How reporters and sources talk to each other

Journalists tend to know how to curse. So do cops. When the two come together as reporter and source, profanity can ensue. Are male-to-male conversations different from female-to-male? This is from Joe Killian’s Facebook page. He is a reporter at the News & Record, and I reprint this with his permission:

“So I was talking to a city cop the other day while on a story. First time I’ve met the guy. We’re talking on background or off the record about what cops think of a certain area of the city. Our conversation meanders on to places to eat in the city. I mention my wife and I live near this little taqueria we haven’t gotten to try yet. ‘Oh, I know the place you’re talking about,’ he says. ‘It’s so g……ood it’ll make your dick hard.’

“When I told my wife this story later she was appalled. ‘What is it about you that makes people think they can say things like that to you?’ she asked.

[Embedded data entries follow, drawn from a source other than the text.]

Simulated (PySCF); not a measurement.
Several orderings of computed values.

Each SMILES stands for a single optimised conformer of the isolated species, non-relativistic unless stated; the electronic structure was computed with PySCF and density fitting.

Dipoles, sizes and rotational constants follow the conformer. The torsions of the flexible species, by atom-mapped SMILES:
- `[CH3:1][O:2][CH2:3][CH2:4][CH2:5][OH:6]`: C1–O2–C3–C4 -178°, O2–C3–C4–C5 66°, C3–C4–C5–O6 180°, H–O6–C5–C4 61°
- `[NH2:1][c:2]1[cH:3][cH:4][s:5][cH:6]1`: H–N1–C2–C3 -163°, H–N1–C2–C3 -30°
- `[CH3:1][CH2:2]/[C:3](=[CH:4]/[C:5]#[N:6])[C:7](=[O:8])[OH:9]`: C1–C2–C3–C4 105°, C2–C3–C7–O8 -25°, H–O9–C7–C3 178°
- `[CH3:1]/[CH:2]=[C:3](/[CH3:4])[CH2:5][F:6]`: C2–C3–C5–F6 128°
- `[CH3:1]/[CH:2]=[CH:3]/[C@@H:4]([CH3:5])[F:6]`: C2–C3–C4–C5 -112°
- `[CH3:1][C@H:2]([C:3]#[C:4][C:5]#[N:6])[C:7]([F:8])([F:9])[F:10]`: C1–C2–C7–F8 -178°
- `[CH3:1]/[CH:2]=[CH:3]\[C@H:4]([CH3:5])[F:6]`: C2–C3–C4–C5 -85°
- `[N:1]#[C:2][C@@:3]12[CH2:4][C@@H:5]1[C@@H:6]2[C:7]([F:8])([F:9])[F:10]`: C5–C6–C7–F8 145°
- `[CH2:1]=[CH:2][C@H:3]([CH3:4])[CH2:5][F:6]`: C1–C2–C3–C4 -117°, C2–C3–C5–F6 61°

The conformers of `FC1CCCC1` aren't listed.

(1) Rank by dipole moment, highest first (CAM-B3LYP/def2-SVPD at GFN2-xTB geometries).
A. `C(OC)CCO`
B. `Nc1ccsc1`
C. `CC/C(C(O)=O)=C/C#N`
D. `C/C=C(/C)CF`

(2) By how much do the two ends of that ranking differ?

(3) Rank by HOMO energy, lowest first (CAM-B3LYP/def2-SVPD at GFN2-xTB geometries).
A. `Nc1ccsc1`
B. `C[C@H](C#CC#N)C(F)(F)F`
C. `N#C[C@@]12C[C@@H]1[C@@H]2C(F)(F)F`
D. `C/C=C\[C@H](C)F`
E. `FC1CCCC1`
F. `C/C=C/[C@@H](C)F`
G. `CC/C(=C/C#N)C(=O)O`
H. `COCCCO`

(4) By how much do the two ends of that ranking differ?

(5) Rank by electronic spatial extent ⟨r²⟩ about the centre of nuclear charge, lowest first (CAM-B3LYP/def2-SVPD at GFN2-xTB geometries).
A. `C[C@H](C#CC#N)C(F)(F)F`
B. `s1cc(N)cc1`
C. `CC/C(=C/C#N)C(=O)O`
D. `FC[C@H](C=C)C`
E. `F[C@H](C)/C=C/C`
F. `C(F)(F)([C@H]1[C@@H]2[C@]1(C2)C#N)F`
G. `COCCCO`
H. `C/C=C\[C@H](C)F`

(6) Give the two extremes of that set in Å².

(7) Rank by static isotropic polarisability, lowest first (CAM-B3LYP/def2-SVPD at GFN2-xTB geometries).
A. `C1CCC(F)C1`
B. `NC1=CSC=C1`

“But here’s the thing: male cops talk to male reporters like that all the time. There’s this strange male thing where the casual use of profanity or sexual talk is used as a signal that we like each other, that we’re not going to be too formal, that we’re comfortable. And it’s not just cops — it’s happened to me with lawyers, politicians, political operatives, even people in education when I covered that.

“But it occurs to me that female reporters don’t often experience this — and probably wouldn’t want to. Does that mean male sources can’t find a way to express the same thing to female reporters? Of course not. It does probably mean there are things like this on which I’m missing out with female sources and about which I know nothing, though.”

Several people weigh in with comments. Joe continues:

“When you’re reporting professionally day in and day out, there’s this strange little dance you do with sources. You want them to trust you, you want to develop relationships with them. Mostly, you do that by earning their trust and impressing them with your writing and reporting. But you also decide, on a case by case basis, just how familiar you’re going to be with each of them.

“I’ve found that in that professional atmosphere, where it’s understood I’m doing my job and they’re doing theirs, men are far more likely to go outside the bounds of conventionally understood good taste in conversation with me in order to subtly (or not so subtly) communicate to me that we’re close enough for them to talk that way in front of me and they aren’t afraid I’m going to be offended or I’m going to put it in the paper.”

“I very rarely have women do this to me, for some reason. Not that it’s never happened — a prominent female politician I was covering at the time once told me a dirty joke that literally struck me dumb for a moment. But it’s the exception. I think this is because, for some reason, there’s a tendency among men to talk to one another this way to form some sort of bond or as a sort of shibboleth between one another.

“The idea is expressed crudely (because it’s broad, not just because it’s crude) in this clip from Clint Eastwood’s ‘Gran Torino.’ ‘You see, kid — that’s how guys talk to each other.’ Which isn’t true — not anymore, anyway. But — perhaps because there might be consequences for it in a professional context — I’d have a hard time imagining that cop or any other source saying something similar to (my wife) in a similar chat. I guess she had a hard time imagining it, too.”

Then two women comment, one a reporter, one not. First, the reporter.

“I’m most successful talking to male cops by acting cutely unaware. Something really changes when a female reporter gets aggressive when gathering information. But strange things happen when female reporters and male law enforcement officers have a longstanding relationship. At one of my jobs, I became close to the county sheriff. He had a daughter about my age, and he occasionally gave me advice that a father might give his child. He knew I didn’t get along with my editor, and I knew everyone else liked him because he never made waves. During a conversation one day, I wished aloud that the paper had different leadership. ‘Him? Ah, he’s a pussy,’ the sheriff said. ‘He doesn’t have the balls to say anything that might piss anyone off and he if he thinks he has offended someone, he’ll shit his in his pink panties.'”

And now the civilian:

“I think the reason a male source wouldn’t (and shouldn’t) say that exact phrase to a female reporter is because it’s a gendered sexual reference. Lots of ‘male bonding’ talk is gendered and sexualized that way – it’s a way of, as you say, acknowledging that they’re comfortable and saying, ‘We’re just a couple of guys on equal footing here.’ And I won’t say it’s wrong, but it does emphasize gender divisions in society and the way we accept that ‘This is how men talk to each other, that’s how women talk to each other.’